West Berlin was ripe with glam rock, urban blight, and Baader-Meinhof terrorists in the 1970s. A walled city cut off from the West, its inhabitants simmered in a pressure cooker of art, drugs, and leftist politics, so it’s no surprise the place captured Lou Reed’s imagination. Back then, he had never set foot in Berlin, but the city became his muse for a while; its dilapidated post-war rubble, drug-fueled dysfunction, and the massive concrete wall that ran through its heart inspired a story. Except for Reed, the story was about the walls that come between people or, more specifically, couples.
The Berlin in Reed’s mind took on operatic proportions, as did the album he named for the city, which chronicles the rise and fall of a love affair, and the requisite drugs, domestic abuse, sex, and suicide you can expect from the patron saint of the underground. Over the course of Berlin’s ten songs, things go from bad to worse for the narrator as his love, Caroline, does too many drugs, goes a little nuts, and tries to kill herself.

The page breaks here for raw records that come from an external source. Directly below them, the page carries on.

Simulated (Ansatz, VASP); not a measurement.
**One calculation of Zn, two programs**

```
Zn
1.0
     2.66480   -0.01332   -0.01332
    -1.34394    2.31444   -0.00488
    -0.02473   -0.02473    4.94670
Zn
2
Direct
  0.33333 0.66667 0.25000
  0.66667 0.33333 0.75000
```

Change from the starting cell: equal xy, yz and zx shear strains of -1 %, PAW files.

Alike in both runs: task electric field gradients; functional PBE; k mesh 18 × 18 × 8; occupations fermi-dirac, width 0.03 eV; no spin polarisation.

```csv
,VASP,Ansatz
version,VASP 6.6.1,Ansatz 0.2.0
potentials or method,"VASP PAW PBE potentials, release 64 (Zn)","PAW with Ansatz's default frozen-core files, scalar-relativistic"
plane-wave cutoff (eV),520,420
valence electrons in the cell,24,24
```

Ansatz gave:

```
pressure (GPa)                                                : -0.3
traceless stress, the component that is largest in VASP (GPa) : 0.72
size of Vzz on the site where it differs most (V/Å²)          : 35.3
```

When Berlin was released in 1973, it achieved zero critical success, but thirty-three years later its moment arrived. Reed’s homage to dysfunctional love and self-destruction finally got its due in 2006 when he performed the album in its entirety with a thirty-five-piece ensemble at a warehouse in Brooklyn. Artist/filmmaker Julian Schnabel captured it all on film, and now Rizzoli has captured the film in a book.